Appellant, by motion made under Section 3317, Code of 1930, asked the circuit court to render in its favor a judgment against appellees, sheriff and the sureties on his official bond, for the amount of an execution and costs, interest and damages, for failure of the sheriff to return the execution by the return date thereof.
When appellant rested its case, appellees moved the court to dismiss appellant's motion on the ground that the proof which appellant had offered did not show that the execution had been actually delivered to the sheriff before the return date of such execution. The court sustained appellees' motion and rendered judgment accordingly. The correctness of this ruling is the only question presented on this appeal.
It was necessary that movant show prima facie a delivery in fact of the execution to the sheriff before its return date. Rawleigh Company, Inc., v. Hester, 190 Miss. 329, 200 So. 250. Does its proof do that? Here is the evidence on that question: The judgment was rendered February 17, 1942; the execution is dated September 17, 1942, returnable by its terms the third Monday of October, 1942, which was the 19th of October. The circuit clerk, who issued the execution, testified:
"A. Well, now, it shows it was issued the 17th day of September. I can't tell you on what day I turned it over to him, but as a rule, when I issued an execution I carry it in and give it to the sheriff at that time. . . .

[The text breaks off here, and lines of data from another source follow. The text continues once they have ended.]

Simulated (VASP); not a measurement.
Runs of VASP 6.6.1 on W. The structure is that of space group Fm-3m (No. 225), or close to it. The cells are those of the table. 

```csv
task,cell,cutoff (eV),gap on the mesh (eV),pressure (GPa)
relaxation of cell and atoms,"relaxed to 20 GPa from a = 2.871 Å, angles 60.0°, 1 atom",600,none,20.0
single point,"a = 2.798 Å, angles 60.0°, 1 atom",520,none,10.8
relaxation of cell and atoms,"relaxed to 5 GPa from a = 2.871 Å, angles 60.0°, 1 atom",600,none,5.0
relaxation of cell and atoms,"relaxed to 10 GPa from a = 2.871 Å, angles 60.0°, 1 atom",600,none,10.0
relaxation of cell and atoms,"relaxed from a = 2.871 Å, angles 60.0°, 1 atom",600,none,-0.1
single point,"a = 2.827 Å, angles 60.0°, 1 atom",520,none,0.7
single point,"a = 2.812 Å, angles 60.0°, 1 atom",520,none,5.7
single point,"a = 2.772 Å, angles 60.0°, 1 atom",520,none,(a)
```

"Q. Mr. Gordon give the best approximate date you can that you turned it over to him according to your best recollection.
"By Mr. Anderson: We object to that.
"By the Court: Do you know Mr. Gordon?
"A. No sir, my customary rule is to take it on over to the sheriff's office at the time I issue it. I wouldn't swear that I did that though. It was a few days after I *Page 839 issued it but I don't remember the exact date but it does show the day I issued it.
"Q. Did Mr. Causey, the sheriff, ever come back after you delivered that execution to him and tell you that it was too late for a return and ask you to issue another one? A. No, sir."
The sheriff made his return on the execution, stating that he found no property subject to seizure, on December 26, 1942. We think a fair, reasonable inference from this testimony makes out a prima facie case that the execution was actually delivered to the sheriff before its return date, October 19th; especially when supported, as it is here, by the presumption that the clerk did his duty, and so delivered the execution to the sheriff.
If it be said that the foregoing presumption is off-set by the further presumption that the sheriff is presumed to have done his duty and served the execution before its return date had he received it prior thereto, the answer is that the return of the sheriff on the execution recites, not that he had received it too late for service, but that he had "executed the within writ personally by making a diligent effort to execute this execution and have failed to find any property to levy upon." The execution was a dead instrument after its return date. It had no life for purpose of service after that date. Any effort to seize property thereunder after such date was without any authority whatever. It would have been a foolish act for the sheriff, after the return date of the execution, to have gone out armed with it to seize and take into his possession property of others by virtue of its authority. We cannot presume the sheriff did an absurd act; therefore, his return that he had served the writ by making diligent effort to find property and failed to do so necessarily means he did that before its return date, which itself is proof that he had it in his possession before such date.